6

I am trying to extract information from some tables in a pdf document.
Consider the input:

Title 1
some text some text some text some text some text
some text some text some text some text some text

Table Title
| Col1          | Col2    | Col3    |
|---------------|---------|---------|
| val11         | val12   | val13   |
| val21         | val22   | val23   |
| val31         | val32   | val33   |

Title 2
some more text some more text some more text some more text
some more text
some more text some more text some more text some more text

I can get the outlines/titles as such:

path='myFile.pdf'
# Open a PDF file.
fp = open(path, 'rb')
# Create a PDF parser object associated with the file object.
parser = PDFParser(fp)
# Create a PDF document object that stores the document structure.
# Supply the password for initialization.
document = PDFDocument(parser, '')
outlines = document.get_outlines()
for (level,title,dest,a,se) in outlines:
    print (level, title)

This gives me:

(1, u'Title 1')
(2, u'Table Title')
(1, u'Title 2')

Which is perfect, as the levels are aligned with the text hierarchy. Now I can extract the text as follows:

if not document.is_extractable:
    raise PDFTextExtractionNotAllowed
# Create a PDF resource manager object that stores shared resources.
rsrcmgr = PDFResourceManager()
# Create a PDF device object.
laparams = LAParams()
device = PDFPageAggregator(rsrcmgr, laparams=laparams)
# Create a PDF interpreter object.
interpreter = PDFPageInterpreter(rsrcmgr, device)
# Process each page contained in the document.
text_from_pdf = open('textFromPdf.txt','w')
for page in PDFPage.create_pages(document):
    interpreter.process_page(page)
    layout = device.get_result()
    for element in layout:
        if isinstance(element, LTTextBox):
            text_from_pdf.write(''.join([i if ord(i) < 128 else ' '
                                            for i in element.get_text()]))

Which gives me:

Title 1
some text some text some text some text some text some text some text
some text some text some text some text some text some text some text
Table Title
Col1
val11
val12
val13
Col2
val21
val22
val23
Col3
val31
val32
val33
Title 2
some more text some more text some more text some more text
some more text
some more text some more text some more text some more text

Which is a bit weird as the table is extracted in a column-wise fashion. Would it be possible for me to get the table row by row? Moreover, how can I identify where a table begins and ends?

martineau
  • 119,623
  • 25
  • 170
  • 301
AbtPst
  • 7,778
  • 17
  • 91
  • 172
  • 2
    If you can extract the table column-by-column and store it into a 2D `list` (list-of-lists), then you should be able to transpose that to get it into a row-by-row format. This is often done with the built-in [`zip()`](https://docs.python.org/3/library/functions.html#zip) function. As for finding the end of table, you'll need to see if you can detect some sort of change in formatting. – martineau Sep 14 '17 at 15:37
  • thanks, but the problem is i dont know where the table begins. any title in my document could indicate a table. how do i know? – AbtPst Sep 14 '17 at 19:12
  • 1
    There may be a pattern to how tables are constructed if there's only one source of the pdf documents. If you can figure that out your code and watch for it. Unfortunately, I don't think pdf files have any kind of formal "table" element, so doing something like that may be your only recourse... – martineau Sep 14 '17 at 20:32
  • thanks, makes sense. i'll have to devise a strategy depending on my data. – AbtPst Sep 15 '17 at 03:30

2 Answers2

4

If you only want to extract tables from PDF documents, then look at this answer: How to extract table as text from the PDF using Python?

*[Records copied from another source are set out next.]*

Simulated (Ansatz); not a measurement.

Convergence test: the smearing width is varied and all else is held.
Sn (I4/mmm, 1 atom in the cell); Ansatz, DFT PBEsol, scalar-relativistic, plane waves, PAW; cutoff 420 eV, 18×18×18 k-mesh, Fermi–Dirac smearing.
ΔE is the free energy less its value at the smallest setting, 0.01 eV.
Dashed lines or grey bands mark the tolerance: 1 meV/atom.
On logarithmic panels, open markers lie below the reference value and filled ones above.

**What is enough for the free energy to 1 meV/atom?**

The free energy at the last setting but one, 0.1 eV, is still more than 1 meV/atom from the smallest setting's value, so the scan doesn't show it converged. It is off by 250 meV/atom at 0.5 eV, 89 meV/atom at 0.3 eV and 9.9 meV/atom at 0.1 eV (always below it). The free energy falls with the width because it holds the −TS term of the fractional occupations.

From that answer, I have tried tabula-py which worked for me with tables of figures spread over multi-page PDF. tabula-py skipped properly all the headers and footers. Previously I had tried PDFMiner on this same type of document, and I had the same problem you mentioned, and sometimes even worse.

Vincent Agami
  • 1,168
  • 7
  • 9
4

Use camelot for extracting tables from pdfs